Genres do claim distinct sonic territory. Classical sits alone in the calm, introspective corner. Metal surges into the high-energy, low-valence zone. Latin and R&B share the sunny, rhythmic corner—and their large bubbles confirm they are also the most danceable. Pop and K-Pop cluster near the center, accessible across moods.
But even within a genre, individual songs scatter widely—which is exactly why no single dial predicts a hit.
What it all means
OK—maybe all these visualizations have helped you realize something we learned while parsing the data: a popular song is not made by its statistics. A track you love might not land with your friend; each song hits each listener differently, and that is part of what makes music great.

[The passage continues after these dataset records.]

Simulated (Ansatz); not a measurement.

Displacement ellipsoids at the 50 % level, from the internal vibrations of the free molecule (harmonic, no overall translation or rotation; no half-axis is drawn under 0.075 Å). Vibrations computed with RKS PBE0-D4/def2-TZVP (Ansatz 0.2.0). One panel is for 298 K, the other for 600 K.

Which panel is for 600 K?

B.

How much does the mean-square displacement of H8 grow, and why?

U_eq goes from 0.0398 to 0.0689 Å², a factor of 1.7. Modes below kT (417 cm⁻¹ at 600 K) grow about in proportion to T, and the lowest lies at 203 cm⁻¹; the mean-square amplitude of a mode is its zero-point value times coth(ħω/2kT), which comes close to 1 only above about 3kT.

The answer is simple: there is not one clear-cut way to decide what makes a song popular.
One more thing. Using the three attributes we looked at—tempo, energy, and valence—let us try to point you toward songs you might like based on similarity.
Which songs are living in the same sonic neighborhood as yours?
Each track sits at a point in 3D space defined by its energy, mood (valence), and tempo. Type a song or artist below—your pick lights up in gold, and the 20 closest matches glow pink. Drag to rotate; scroll to zoom.
Search: English tracks from our CSVs only. Neighbors use energy, valence, and tempo.
Hopefully you learned something today. Maybe next time you queue up a favorite, you will pay a little more attention to its mood, energy, and tempo—or maybe our 3D viz pointed you to something new worth a spin.
Whatever it is, happy listening!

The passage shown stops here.